Deletes the pattern buffer only up to and including the first newline. Then it restarts the script from the beginning and applies it to the text left in the pattern buffer.

[a[,b]]g

Grabs a copy of the text in the hold buffer and places it in the pattern buffer, overwriting the original contents.

[a[,b]]G

Grabs a copy of the text in the hold buffer and appends it to the end of the pattern buffer after appending a newline.

[a[,b]]h

Holds a copy of the text in the pattern buffer by placing it in the hold buffer, overwriting its original contents.

[a[,b]]H

Holds a copy of the text in the pattern buffer by appending it to the end of the hold buffer after appending a newline.

[a]i\

Inserts text. This subcommand is similar to the a subcommand, except that its text is output immediately.

[a[,b]]l

Lists the pattern buffer (input line) to the standard output so that nonprintable characters are visible. The end-of-line is represented by $, and the characters \\, \a, \b, \f, \r, \t, and \v are printed as escape sequences. Each byte of a nonprintable double-byte character appears as an escape sequence or as a 3-digit octal number. This subcommand is analogous to the l subcommand in ed.
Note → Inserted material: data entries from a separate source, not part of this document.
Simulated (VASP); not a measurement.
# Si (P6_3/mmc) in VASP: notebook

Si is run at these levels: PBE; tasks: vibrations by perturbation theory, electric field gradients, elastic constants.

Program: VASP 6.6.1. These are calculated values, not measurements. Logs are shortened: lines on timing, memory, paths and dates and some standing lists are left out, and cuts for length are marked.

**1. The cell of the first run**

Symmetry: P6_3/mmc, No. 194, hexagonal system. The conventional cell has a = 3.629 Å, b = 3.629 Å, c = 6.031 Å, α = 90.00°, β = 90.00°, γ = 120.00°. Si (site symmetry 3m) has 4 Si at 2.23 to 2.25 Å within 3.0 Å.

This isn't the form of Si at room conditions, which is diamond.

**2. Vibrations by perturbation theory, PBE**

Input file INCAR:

sed folds long lines to suit the output device, indicating the point of folding with a backslash (\).

[a[,b]]n

Prints the pattern space on standard output if the default printing of the pattern space is not suppressed (because of the -n option). The next line of input is then read, and the processing of the line continues from the location of the n command in the script.

[a[,b]]N

Appends the next line of input to the end of the pattern buffer, using a new line to separate the appended material from the original. The current line number changes.

[a[,b]]p

Prints the text in the pattern buffer to the standard output. The -n option does not disable this form of output. If you do not use -n, the pattern buffer is printed twice.

[a[,b]]P

Operates like the p subcommand, except that it prints the text in the pattern buffer only up to and including the first newline character.

[a]q

Quits sed, skipping the rest of the script and reading no more input lines.

[a]r file

Reads text from file and writes it to the standard output before it reads the next input line. The text conversion specified for the sed command (for example, the -B and -W option) is used. The timing of this operation is the same as for the a subcommand. If file does not exist or cannot be read, sed treats it as an empty file.

[a[,b]]s/reg/ sub/[gpn] [wfile]

Substitutes the new text string sub for text matching the regular expression, reg. Normally, the s subcommand replaces only the first such matching string in each input line. You can use any single printable character other than space or newline instead of the slash (/) to delimit reg and sub. The delimiter itself may appear as a literal character in reg or sub if you precede it with a backslash (\). You can omit the trailing delimiter.

If an ampersand (&) appears in sub, sed replaces it with the string matching reg. The characters \d, where d is a digit, are replaced by the text that is matched by the corresponding back-reference expression. A \n in reg matches an embedded newline in the pattern buffer (resulting, for example, from an N subcommand). The subcommand can be followed by a combination of the following:

n: Substitutes only the nth occurrence of regexp.
g: Replaces all non-overlapping occurrences of regexp rather than the default first occurrence. If both g and n are specified, the last one specified takes precedence.
p: Executes the print (p) subcommand only if a successful substitution occurs.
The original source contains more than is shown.